Question 16.SP.10: The extremities of a 4-ft rod weighing 50 lb can move freely......
The extremities of a 4-ft rod weighing 50 lb can move freely and with no friction along two straight tracks as shown. If the rod is released with no velocity from the position shown, determine (a) the angular acceleration of the rod, (b) the reactions at A and B.

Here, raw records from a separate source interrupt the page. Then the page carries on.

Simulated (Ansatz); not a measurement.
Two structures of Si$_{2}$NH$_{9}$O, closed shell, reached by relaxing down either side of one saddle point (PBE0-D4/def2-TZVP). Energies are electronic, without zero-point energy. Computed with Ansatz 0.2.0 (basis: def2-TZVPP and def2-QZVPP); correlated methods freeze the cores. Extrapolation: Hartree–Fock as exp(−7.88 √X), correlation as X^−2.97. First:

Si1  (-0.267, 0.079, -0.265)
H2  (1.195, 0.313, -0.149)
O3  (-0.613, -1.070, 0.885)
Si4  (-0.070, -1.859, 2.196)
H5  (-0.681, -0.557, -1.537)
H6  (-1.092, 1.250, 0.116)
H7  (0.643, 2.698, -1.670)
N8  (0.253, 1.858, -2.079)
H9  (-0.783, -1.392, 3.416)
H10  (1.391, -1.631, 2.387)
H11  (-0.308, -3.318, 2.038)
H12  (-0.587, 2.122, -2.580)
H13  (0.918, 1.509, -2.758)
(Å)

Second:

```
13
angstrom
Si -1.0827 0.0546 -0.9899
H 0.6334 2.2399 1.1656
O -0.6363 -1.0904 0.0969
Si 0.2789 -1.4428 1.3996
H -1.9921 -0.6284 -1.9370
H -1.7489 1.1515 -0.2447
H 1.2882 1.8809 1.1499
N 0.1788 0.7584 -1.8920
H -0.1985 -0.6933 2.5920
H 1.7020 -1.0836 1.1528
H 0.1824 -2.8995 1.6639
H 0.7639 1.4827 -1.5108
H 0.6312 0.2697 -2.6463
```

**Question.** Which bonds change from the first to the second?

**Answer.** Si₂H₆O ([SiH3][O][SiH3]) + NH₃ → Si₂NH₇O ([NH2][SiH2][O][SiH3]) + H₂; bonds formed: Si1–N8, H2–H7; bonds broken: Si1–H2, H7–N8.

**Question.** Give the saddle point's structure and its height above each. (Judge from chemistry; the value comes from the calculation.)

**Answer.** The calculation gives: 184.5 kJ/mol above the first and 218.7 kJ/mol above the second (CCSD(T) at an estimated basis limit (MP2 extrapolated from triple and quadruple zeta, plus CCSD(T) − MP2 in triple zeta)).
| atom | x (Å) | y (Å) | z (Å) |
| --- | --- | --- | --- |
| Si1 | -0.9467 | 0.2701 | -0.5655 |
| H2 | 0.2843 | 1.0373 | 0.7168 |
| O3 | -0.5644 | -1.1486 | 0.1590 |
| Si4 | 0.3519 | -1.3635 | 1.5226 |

Kinematics of Motion. Since the motion is constrained, the acceleration of G must be related to the angular acceleration α. To obtain this relation, we first determine the magnitude of the acceleration \mathbf{a} _A of point A in terms of α. Assuming that α is directed counterclockwise and noting that a_{B / A}=4 \alpha, we write
\begin{aligned}\mathbf{a} _B & = \mathbf{a} _A+ \mathbf{a} _{B / A} \\{\left[a_B ⦪ 45^{\circ}\right] } & =\left[a_A \rightarrow\right]+\left[4 \alpha ⦫ 60^{\circ}\right]\end{aligned}
Noting that \phi=75^{\circ} and using the law of sines, we obtain
a_A=5.46 \alpha \quad a_B=4.90 \alpha
The acceleration of G is now obtained by writing
\begin{aligned}& \overline{ \mathbf{a} }= \mathbf{a} _G= \mathbf{a} _A+ \mathbf{a} _{G / A} \\& \overline{ \mathbf{a} }=[5.46 \alpha \rightarrow]+\left[2 \alpha ⦫ 60^{\circ}\right]\end{aligned}
Resolving \overline{ \mathbf{a} } into x and y components, we obtain
\begin{array}{lll}\bar{a}_x=5.46 \alpha-2 \alpha \cos 60^{\circ}=4.46 \alpha & \overline{ \mathbf{a} }_x=4.46 \alpha \rightarrow \\\bar{a}_y=-2 \alpha \sin 60^{\circ}=-1.732 \alpha & \overline{ \mathbf{a} }_y=1.732 \alpha \downarrow\end{array}
Kinetics of Motion. We draw a free-body-diagram equation expressing that the system of the external forces is equivalent to the system of the effective forces represented by the vector of components m \overline{ \mathbf{a} }_x \text { and } m \overline{ \mathbf{a} }_y attached at G and the couple \bar{I} \alpha. We compute the following magnitudes:
\begin{aligned}& \bar{I}=\frac{1}{12} m l^2=\frac{1}{12} \frac{50\text{ lb}}{32.2\text{ ft} / s ^2}(4 \text{ ft} )^2=2.07 \text{ lb} \cdot \text{ ft} \cdot s ^2 \quad \bar{I} \alpha=2.07 \alpha \\& m \bar{a}_x=\frac{50}{32.2}(4.46 \alpha)=6.93 \alpha \quad m \bar{a}_y=-\frac{50}{32.2}(1.732 \alpha)=-2.69 \alpha\end{aligned}
Equations of Motion
\begin{aligned}+\uparrow \Sigma M_E=&\Sigma\left(M_E\right)_{\text {eff }}:\\&(50)(1.732)=(6.93 \alpha)(4.46)+(2.69 \alpha)(1.732)+2.07 \alpha\end{aligned}
α = 12.30 rad/s² α = 2.30 rad/s² ↑
\stackrel{+}{\rightarrow} \Sigma F_x=\Sigma\left(F_x\right)_{\text {eff }}: \quad R_B \sin 45^{\circ}=(6.93)(2.30)=15.94R_B=22.5\text{ lb} \quad R _B=22.5 \text{ lb} ⦨ 45^{\circ}
\begin{gathered}+\uparrow \Sigma F_y=\Sigma\left(F_y\right)_{ \text {eff } }: \quad R_A+R_B \cos 45^{\circ}-50=-(2.69)(2.30) \\R_A=-6.19-15.94+50=27.9\text { lb} \quad\quad\quad R _A=27.9 \text { lb} \uparrow\end{gathered}